My biggest fear in the world is flying – which is so weird because one of my dreams is to travel and see the world. My fear guarantees that when my dream comes true, I will spend a portion of it shitting my pants – a small price I am willing to pay if it means I will spend eternity reminiscing and celebrating instead of regretting.

Right now I am on a plane, and I think I am about to die. We are ascending, and I almost passed out twice already, due to the G-force I am experiencing.  The pilot decided it would be best to head straight for the moon, instead of Calgary, like, right fucking now. (Dearest Pilot – HAVE YOU NO SOUL?) I have flown many times, but this ascent is unlike any I have ever experienced. So, I am documenting my final moments.

‘We’re going down. WE’RE GOING DOWN!’  I mean, how long can the plane sustain shooting straight up like a rocket? Eventually, we are going to lose thrust and plummet tits first back down to earth. Right? Everyone looks calm, but I suspect they are as paralyzed with fear as I am. But honestly, how can that woman keep reading her newspaper? ‘LADY, we are about to die!’ 

Ohhhh shit, what are Dink and Dink’s wife going to find in my drawers or ON MY COMPUTER? Okay, now I am totally freaking out. I mean, will they find things that leave them scratching their heads and wondering if they ever really knew me. I have my laptop with me, and it will get smashed to smithereens – but my PC. ‘Dammit, Tanya. WHYYYYY?’

We just broke through the clouds and are once again horizontal. Thank, Christ.

No matter how scared I am, whenever I see the sun high above the clouds it always calms me. How is it possible that I am alive and am this close to heaven? I can see for miles, and in the distance exist worlds I have yet to explore. This moment is what I do love about flying. I see endless possibilities. 
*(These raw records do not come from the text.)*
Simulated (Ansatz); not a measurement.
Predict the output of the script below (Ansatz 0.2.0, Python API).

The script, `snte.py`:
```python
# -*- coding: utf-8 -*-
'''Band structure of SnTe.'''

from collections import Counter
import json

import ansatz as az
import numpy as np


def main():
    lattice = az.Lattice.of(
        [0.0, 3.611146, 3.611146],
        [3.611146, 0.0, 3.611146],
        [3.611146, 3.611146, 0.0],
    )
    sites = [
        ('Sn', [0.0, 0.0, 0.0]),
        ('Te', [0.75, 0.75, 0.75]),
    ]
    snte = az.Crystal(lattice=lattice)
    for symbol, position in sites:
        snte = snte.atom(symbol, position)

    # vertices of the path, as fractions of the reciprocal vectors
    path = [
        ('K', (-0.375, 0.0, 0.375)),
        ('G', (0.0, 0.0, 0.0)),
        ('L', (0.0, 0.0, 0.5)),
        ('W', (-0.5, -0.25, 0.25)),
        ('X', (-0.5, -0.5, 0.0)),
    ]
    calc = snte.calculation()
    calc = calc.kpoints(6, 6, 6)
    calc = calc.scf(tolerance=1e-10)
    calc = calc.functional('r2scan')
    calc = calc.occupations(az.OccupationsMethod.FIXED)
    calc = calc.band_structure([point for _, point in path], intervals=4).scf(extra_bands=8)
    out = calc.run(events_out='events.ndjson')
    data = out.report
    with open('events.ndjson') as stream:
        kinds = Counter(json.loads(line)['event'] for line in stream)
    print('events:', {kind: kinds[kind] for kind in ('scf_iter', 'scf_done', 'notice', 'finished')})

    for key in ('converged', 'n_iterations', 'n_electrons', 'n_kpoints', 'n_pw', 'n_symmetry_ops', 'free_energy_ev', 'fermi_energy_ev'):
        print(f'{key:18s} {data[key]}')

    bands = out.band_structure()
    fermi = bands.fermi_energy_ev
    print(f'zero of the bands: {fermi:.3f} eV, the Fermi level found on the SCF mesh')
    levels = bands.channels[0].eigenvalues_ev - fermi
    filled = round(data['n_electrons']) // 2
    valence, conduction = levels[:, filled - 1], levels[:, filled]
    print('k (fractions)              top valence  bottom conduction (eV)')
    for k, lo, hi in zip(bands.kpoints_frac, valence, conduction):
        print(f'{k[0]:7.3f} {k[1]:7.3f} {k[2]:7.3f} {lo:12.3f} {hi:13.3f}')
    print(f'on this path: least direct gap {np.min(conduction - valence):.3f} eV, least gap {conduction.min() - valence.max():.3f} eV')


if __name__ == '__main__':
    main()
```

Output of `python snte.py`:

I wonder what people will say about me when I die, besides the fact I am a total dipshit? I am not partaking in self-deprecation right now – I AM a dipshit and own it, completely. I am confident I said the stupidest thing imaginable in an elevator yesterday, in front of several of my colleagues and some doctors, and, you know, smart people.  Oh man, it was so, so bad. *hanging head in utter shame*

Ok, now I am distracted because the pilot hit the brakes in mid-air. Flaps are up, and miles below me are the mountains. WHAT. IS. HAPPENING? People are looking around. I know my heart failure is valid looking at the reactions on the faces around me. The guy in the seat beside me just looked at me with a look of, ‘Well, it was a good run.’

‘OMG, I LOVE YOU ALL!!’

Ok, flaps are down. Phew. I guess it was important we get as close to the mountains as possible –  as fast as motherfucking possible – no biggie. 

Ok, where was I? Oh right. Several colleagues, I was in an elevator with yesterday, were witness to the depth of my stupidity. THIS is the story they will tell if I die today. Ugh! Why must I always be such a cone head? They all laughed uncontrollably and thanked me for the best laugh ever. I, of course, said, ‘You’re welcome’ then walked away berating myself for my ridiculous lack of intelligence. I won’t tell you what I said; I will save that for the memorial. So, pleeease remember things other than my stupidity. Try and remember that I like puppies, toilet paper sales and lots and lots of ice in my water. I AM SMART SOMETIMES YOU KNOW!

The goddamn flaps are up again, and I can barely hold my phone to type this from excessive hand sweat. Gross. Please pray for us!!!

Anyway – I am trying to focus on writing this rather than my imminent death – who knows what people will say about me. I am confident my stupidity won’t be the only story told or shared amongst my friends and family when they gather to celebrate my life. I take comfort in knowing I did some things right while I was here. I hope I get a chance to do more. ‘COME ON PILOT!!’

The flaps are down again, and we are no longer careening straight for the Rockies. I am hanging on to any shred of hope right now! Honestly, this pilot must have won an online contest titled ‘Be a Pilot for a day and scare the ever-loving fuck out of people…BAHAHAHA.‘ My luck in a nutshell. 

You guys are probably thinking I am making this up. I AM NOT! The two 80-year-old women in front of me are both frantically looking out the window also. I imagine they too are thinking about their lives and are wondering who will feed their cats. Cats matter you guys!

I can see Calgary. HOLY SHIT…I SEE CALGARY!!!

I am almost there. I might live!

We are now gliding effortlessly, so naturally, my concern is that we are going to stall. It is from one extreme to another on this flight today. I actually think this might be a human experiment – one I am failing miserably. 

We are about to land. If this is where it ends – well – it has been a most splendid slice.

WE LANDED IN ONE PIECE! Thank you sweet baby Jesus!!

I AM ALIVE!

The sun is shining, and I am now sitting on the tarmac in sunny Calgary, Alberta, waiting my turn to get off this plane.

The events of the last hour and nine minutes were a small price to pay because soon I will be with my family. 

And, I am home.

But first things first…where is the bar? I NEED A GODDAMN DRINK!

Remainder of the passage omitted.